Harrison v. Metropolitan Life Insurance

168 Pa. Super. 474 | Pa. Super. Ct. | 1951

168 Pa. Superior Ct. 474 (1951)

Harrison, Appellant,
v.
Metropolitan Life Insurance Company.

Superior Court of Pennsylvania.

Argued October 7, 1950.
March 12, 1951.

*475 Before RHODES, P.J., HIRT, RENO, DITHRICH, ROSS, ARNOLD and GUNTHER, JJ.

*476 Harry Norman Ball, for appellant.

Owen B. Rhoads, with him Joseph H. Collins, and Barnes, Dechert, Price, Myers & Clark, for appellee.

OPINION BY RHODES, P.J., March 12, 1951:

This is an action in assumpsit by the beneficiary in seven life insurance policies issued by defendant. Plaintiff was the widow of the insured, Tom Harrison, to whom the policies were issued upon his written applications, copies of which were attached to the policies and made part thereof. The policies aggregated $43,000, and each policy contained a clause which provided: "If the age of the insured has been misstated, the amount payable hereunder shall be such as the premium paid would have purchased at the correct age." The insured's applications stated that he was born on December 4, 1886. Defendant, in its answer and new matter, alleged that the correct date of insured's birth was October 3, 1883, admitted liability in the sum of $39,094.06, being the amount of insurance which it was agreed the premiums paid would have purchased if October 3, 1883, was the correct date of birth, and denied liability for the difference between this amount and the total face value of the policies, which difference amounted to $3,905.94. Plaintiff filed an answer to new matter. Defendant paid the amount admitted to be due, and the case proceeded to trial, before a judge and jury, for the amount deducted, to wit, $3,905.94.

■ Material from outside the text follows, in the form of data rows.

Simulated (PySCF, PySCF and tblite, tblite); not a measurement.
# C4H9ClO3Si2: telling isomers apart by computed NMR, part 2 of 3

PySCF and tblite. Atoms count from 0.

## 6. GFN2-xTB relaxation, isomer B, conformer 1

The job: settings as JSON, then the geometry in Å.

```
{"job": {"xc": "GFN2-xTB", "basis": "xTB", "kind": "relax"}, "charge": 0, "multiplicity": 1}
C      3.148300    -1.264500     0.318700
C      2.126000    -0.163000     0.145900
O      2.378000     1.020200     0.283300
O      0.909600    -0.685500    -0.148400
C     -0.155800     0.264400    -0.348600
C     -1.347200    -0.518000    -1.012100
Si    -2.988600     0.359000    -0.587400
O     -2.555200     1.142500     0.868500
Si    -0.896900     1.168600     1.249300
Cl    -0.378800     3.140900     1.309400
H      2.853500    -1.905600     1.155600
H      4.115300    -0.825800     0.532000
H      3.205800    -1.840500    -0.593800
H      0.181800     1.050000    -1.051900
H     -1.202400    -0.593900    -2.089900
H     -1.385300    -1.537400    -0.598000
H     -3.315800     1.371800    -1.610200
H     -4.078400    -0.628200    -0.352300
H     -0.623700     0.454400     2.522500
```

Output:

At the trial plaintiff offered in evidence the policies which included the applications attached thereto, and the admissions in the pleadings; plaintiff then rested.

*477 Defendant introduced in evidence as one exhibit authenticated copies under the seal of the Department of Justice comprising insured's certificate of naturalization, petition for naturalization, and declaration of intention to become a citizen. In the petition and the declaration, which were signed and sworn to, insured stated that he was born on October 3, 1883, in Lithuania. Included in the records of the Immigration and Naturalization Service, and a part of the exhibit offered in evidence, was a manifest purporting to show insured's arrival in the United States on the S.S. Rhynland in the year of 1903 at the age of twenty-one.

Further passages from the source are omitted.